Thermopower waves is a novel concept of energy generation, first reported by Strano lab in March 2010. This method uses chemical energy of fuels to generate electrical output by using nanomaterials and exploiting their high thermal and electrical conductivity.
Here, we couple exothermic chemical reaction with a nanotube or a nanowire having high thermal conductivity. Exothermic nature of the fuel coupled with high thermal conductivity gives rise to a self-propagating reaction wave along the length of the nanotube. We have studied such waves using cyclotrimethylene trinitramine as a fuel on multiwalled carbon nanotubes conduit. The reaction waves propagate at extremely high velocities of the order of about 2 ms-1. The waves also give rise to an electrical output across the ends of the nanotube. Electrical pulses of specific power as high as 7 kW kg-1were experimentally observed. This phenomenon of a self-propagating reaction wave leading to an electrical pulse generation was identified as thermopower waves. Studies show that the specific power scales inversely with the system size. This kind of energy source could have many potential applications because of its long shelf life and rapid energy discharge.
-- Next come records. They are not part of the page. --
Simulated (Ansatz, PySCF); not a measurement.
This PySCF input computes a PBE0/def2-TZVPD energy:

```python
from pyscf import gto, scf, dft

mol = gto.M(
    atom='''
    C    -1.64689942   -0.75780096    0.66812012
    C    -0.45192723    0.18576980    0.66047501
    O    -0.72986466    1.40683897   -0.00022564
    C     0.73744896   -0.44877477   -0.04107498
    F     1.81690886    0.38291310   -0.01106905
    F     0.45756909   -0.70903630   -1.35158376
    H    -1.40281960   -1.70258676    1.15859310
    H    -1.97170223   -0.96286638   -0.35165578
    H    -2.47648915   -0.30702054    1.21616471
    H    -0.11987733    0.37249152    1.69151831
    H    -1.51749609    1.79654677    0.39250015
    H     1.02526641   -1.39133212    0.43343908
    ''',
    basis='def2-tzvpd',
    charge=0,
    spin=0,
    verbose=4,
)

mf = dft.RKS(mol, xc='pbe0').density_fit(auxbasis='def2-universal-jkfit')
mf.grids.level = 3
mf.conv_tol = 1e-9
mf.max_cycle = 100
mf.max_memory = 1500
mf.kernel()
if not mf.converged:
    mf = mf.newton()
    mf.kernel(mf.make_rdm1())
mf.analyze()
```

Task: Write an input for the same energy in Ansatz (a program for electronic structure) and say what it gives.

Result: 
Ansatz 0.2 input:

Current work on thermopower waves covers a wide horizon of possible improvements and applications. We are working on developing a ‘fuel cell’ working on the concept of thermopower waves. It offers advantage of being able to use liquid fuels and provide ease of device reusability. Studies to increase the device efficiency and understand the physics of this phenomenon of improved electrical output because of the reaction wave are underway. The final objective would be to make a ‘battery’ that can be used as a power source for various micro and nano scale operations.
Choi, W. et al. Chemically driven carbon-nanotube-guided thermopower waves. Nat Mater 9, 423-429, (2010).